Re: [PATCH v3] mm: process_mrelease: introduce PROCESS_MRELEASE_REAP_KILL flag
From: Linus Torvalds
Date: Fri May 22 2026 - 18:42:24 EST
On Tue, 19 May 2026 at 13:53, Minchan Kim <minchan@xxxxxxxxxx> wrote:
>
> First, the -ESRCH race remains unsolved.
Do we really care?
> Without Jann's patch to preserve the mm pointer via task->exit_mm, the
> userspace killer won't even have a chance to attempt reaping.
.. but without the mm_users grab, the memory gets torn down
regardless. The mm_struct remains, but none of the page tables would.
So no, it won't attempt reaping and will get -ESRCH, but the process
will be gone, so what's the difference?
> Second, the latency bottleneck transfers from mmput() to mmap_lock.
> If a low-priority procfs reader is preempted or stalled while holding the
> mmap_read_lock, the exiting process calling exit_mmap() will block indefinitely
> when trying to acquire the mmap_write_lock.

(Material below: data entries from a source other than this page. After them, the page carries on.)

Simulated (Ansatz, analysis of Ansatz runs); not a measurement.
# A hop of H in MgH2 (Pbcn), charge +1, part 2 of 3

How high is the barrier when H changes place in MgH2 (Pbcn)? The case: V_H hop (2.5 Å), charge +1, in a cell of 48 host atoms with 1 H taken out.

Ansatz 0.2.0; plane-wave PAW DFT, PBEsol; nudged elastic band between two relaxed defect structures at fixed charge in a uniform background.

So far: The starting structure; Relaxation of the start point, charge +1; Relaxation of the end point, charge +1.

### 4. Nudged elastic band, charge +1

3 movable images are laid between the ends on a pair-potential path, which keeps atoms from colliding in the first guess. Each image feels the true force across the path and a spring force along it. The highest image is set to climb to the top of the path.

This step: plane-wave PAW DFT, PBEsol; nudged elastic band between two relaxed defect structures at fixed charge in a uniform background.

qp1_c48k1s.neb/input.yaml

Yes. However, that really does sound like at this point it's no worse
than the PIDFD_SIGNAL_PROCESS_GROUP_EXPEDITE you suggest. That needs
the mmap lock too.
One thing that makes /proc/pid/smap worse is that m_start will take
the lock even completely pointlessly, over and over again.
Even if we just remove the mmget_not_zero() - which I think we should
do, and just rely on the mm_count of the open/close - it *keeps* doing
that silly lock_vma_range() using lock_ctx->mm - even if the task mm
has long since gone away.
So I think that the code should - in addition to not taking the
mm_users count - then also do
if (!task->mm) return -ESRCH;
in m_start(), which should simply stop doing any pointless work on a
VM that no longer exist.
At that point it will go through at most one iteration of show_smap()
with the lock held, but that will be true even for your
PIDFD_SIGNAL_PROCESS_GROUP_EXPEDITE case.